The Des Moines Register put out a press release last week announcing that six of the eight Democratic candidates for President had "accepted invitations" to debate this Thursday. Congressman and Presidential Candidate Dennis Kucinich was not among them.
What the Des Moines Register press release should have said is that they offered invitations to this debate to only six of the eight nationally recognized Democratic presidential candidates and that all six who were invited accepted.The Des Moines Register is a prominent newspaper. Their editors and writers know how to turn a phrase. And the way they turned that phrase in that news article, the implication is that Dennis Kucinich did not accept the invitation they offered to him. That phrasing by the Des Moines Register implied that Kucinich declined their invitation to debate.
That is not true.
In phrasing its news article the way it did, the Des Moines Register did not tell voters in Iowa -- and voters across the nation, since this debate will be nationally televised -- the whole truth.
Here’s the truth. Here is the arbitrary list of criteria for inclusion in this debate, and in other debates held in Iowa this fall:
Eligible Participants for Des Moines Register Debates will include Presidential Candidates who:
- Have filed an FEC Form F-2, "Statement of Candidacy," with the Federal Election Commission; (CHECK)
- Have publicly announced an intention to run for the nomination of the Republican or the Democratic Party for President of the United States; (CHECK)
- Have employed at least one paid campaign staff representative to perform full-time campaign duties in the State of Iowa on behalf of the candidate since at least October 1, 2007. (CHECK – Kucinich has had a full-time staffer – an Iowa resident – on board since April)
- With at least 1% in the Des Moines Register October, 2007, Iowa Poll (CHECK)

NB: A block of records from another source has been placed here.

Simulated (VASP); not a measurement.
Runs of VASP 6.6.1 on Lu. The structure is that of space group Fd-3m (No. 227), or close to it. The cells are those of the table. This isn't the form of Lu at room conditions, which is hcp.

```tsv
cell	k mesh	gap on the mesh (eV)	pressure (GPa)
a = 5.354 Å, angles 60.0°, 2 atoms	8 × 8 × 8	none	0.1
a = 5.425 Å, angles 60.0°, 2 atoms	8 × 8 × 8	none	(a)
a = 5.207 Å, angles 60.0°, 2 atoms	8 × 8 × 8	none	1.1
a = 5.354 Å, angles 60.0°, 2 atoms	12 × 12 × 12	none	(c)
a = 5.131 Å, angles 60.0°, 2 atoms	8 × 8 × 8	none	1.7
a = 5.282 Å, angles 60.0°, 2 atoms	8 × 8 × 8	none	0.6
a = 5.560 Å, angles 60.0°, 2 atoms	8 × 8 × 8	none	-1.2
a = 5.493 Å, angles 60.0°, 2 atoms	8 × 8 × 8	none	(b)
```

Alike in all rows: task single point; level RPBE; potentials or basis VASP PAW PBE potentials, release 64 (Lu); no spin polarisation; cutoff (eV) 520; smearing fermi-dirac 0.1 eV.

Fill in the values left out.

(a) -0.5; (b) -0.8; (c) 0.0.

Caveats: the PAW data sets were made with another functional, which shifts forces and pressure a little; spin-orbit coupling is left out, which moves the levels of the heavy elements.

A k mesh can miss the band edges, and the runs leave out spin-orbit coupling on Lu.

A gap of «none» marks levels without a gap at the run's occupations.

- And lastly, have a Campaign Office inside the State of Iowa as of October 1, 2007 (to which the Kucinich campaign says CHECK, but the Des Moines Register says CHECK-OUT)
The whole truth, the truth the Des Moines Register is not telling you, is that Dennis Kucinich has a political organization in Iowa. It is small, but it is energetic and energized. His paid state coordinator, Marcos Rubenstein, works out of his home. Dennis and his wife Elizabeth have campaigned in Iowa many times.
The Federal Elections Commission recognizes that the Kucinich campaign has paid staff in Iowa. The IRS recognizes the legitimacy of a home office. Across the country, the Kucinich campaign has at least 15 high-ranking paid campaign staff members who work out of their homes. Their offices are campaign offices.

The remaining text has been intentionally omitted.